Strange to see the White House taking a victory lap on the latest economic data, which show consumer prices rose 5% over the last year and 0.1% in March. Those numbers seem good only compared to inflation, which peaked last year at around a 9% annual rate.
Biden and the big spenders in Congress are now arsonists in firemen’s clothing, taking credit for extinguishing their own inferno. As the government spent, borrowed and printed trillions of dollars it didn’t have, it vastly expanded the amount of money without a commensurate increase in the size of the real economy.
That devalued the dollar, a necessary step in the massive wealth transfer from the people to the government, a process better known as inflation.
The administration is using technicalities to pass this data off as a win. For example, an official statement from Biden said “wages [are] now higher than they were 9 months ago, after accounting for inflation.” That is true, but it is damning with faint praise because nine months ago is the only point in his presidency when real wages were lower than they are today.
By June 2022, wages adjusted for inflation had fallen 5.2% from when Biden took office. The latest data show real wages are down 5.1% under Biden. In other words, you are still demonstrably poorer, just slightly less so.
And that is despite very robust nominal earnings growth of about 10% since January 2021. Even that relatively fast rise in wages has been outpaced by consumer prices, which are up about 15% in that same time.
Worse yet, the supposed victory for which Biden is taking credit comes as the economy faces other headwinds.
After depleting the Strategic Petroleum Reserve (and reneging on a promise to refill it) while also hamstringing domestic production, the administration has left America vulnerable to the whims of the OPEC+ nations, which recently decided to cut production.
That will put upward pressure on energy prices, which will increase other prices throughout the economy.
And there are scarier problems at the Federal Reserve, which has been “sterilizing” $6 trillion in freshly printed cash, essentially quarantining that money in its vaults to prevent that liquidity from circulating in the economy.
That has helped to keep a lid on inflation while providing money for the spendthrifts in Congress and the White House, but it’s not sustainable.
The Fed is paying $800 million a day in interest to banks and hedge funds to keep this charade alive, and that’s money the Fed is creating out of nothing. In other words, the Fed is now fueling inflation in the name of fighting it.
Simply put, the Fed faces major risks as it unwinds its balance sheet. A line from Thomas Jefferson perfectly sums up the predicament in which Congress, the White House and the Fed have placed America: “We have the wolf by the ear[s], and we can neither hold him, nor safely let him go.”
And on top of the issues with the Fed’s balance sheet, the banking system is still in the shadow of the failure of Silicon Valley Bank.

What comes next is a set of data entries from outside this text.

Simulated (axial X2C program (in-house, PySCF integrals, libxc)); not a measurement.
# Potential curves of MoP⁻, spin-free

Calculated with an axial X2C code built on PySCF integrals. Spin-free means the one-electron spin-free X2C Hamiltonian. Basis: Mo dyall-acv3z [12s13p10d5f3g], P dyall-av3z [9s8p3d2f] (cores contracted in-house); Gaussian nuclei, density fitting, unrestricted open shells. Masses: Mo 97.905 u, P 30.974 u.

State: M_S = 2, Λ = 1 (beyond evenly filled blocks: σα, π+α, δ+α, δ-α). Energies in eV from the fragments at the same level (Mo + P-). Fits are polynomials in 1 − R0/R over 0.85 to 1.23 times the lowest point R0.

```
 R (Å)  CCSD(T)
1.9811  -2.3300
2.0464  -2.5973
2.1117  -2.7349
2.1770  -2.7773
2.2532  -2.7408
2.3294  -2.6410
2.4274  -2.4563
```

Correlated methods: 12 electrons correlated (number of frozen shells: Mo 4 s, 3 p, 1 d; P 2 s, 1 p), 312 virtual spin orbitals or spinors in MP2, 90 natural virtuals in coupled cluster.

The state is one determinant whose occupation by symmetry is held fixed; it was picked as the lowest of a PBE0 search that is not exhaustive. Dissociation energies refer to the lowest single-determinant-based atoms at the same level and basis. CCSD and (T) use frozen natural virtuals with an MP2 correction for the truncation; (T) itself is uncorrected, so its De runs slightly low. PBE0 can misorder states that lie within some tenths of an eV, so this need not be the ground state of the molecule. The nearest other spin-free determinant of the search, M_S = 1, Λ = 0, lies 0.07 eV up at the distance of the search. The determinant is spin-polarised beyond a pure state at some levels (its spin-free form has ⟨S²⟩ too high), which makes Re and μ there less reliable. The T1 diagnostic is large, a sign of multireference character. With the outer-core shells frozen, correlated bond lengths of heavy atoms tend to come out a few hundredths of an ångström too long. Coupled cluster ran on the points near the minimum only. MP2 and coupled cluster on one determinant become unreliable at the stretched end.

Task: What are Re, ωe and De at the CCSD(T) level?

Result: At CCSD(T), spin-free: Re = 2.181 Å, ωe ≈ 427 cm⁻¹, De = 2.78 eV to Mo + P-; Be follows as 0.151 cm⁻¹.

Over $100 billion has moved from regional banks to the biggest banks in the wake of SVB’s collapse as the government has haphazardly extended deposit insurance to stem the run. If banks anticipate more stress and pull back from lending, it could further hamper growth.
Inflation has slowed only because the growth in federal spending has slowed. Looming economic problems suggest this is merely a lull in the fight against inflation, not time for a victory lap.
The White House and Congress must act immediately to cut spending and stem the damage from additional inflation in the months and years to come.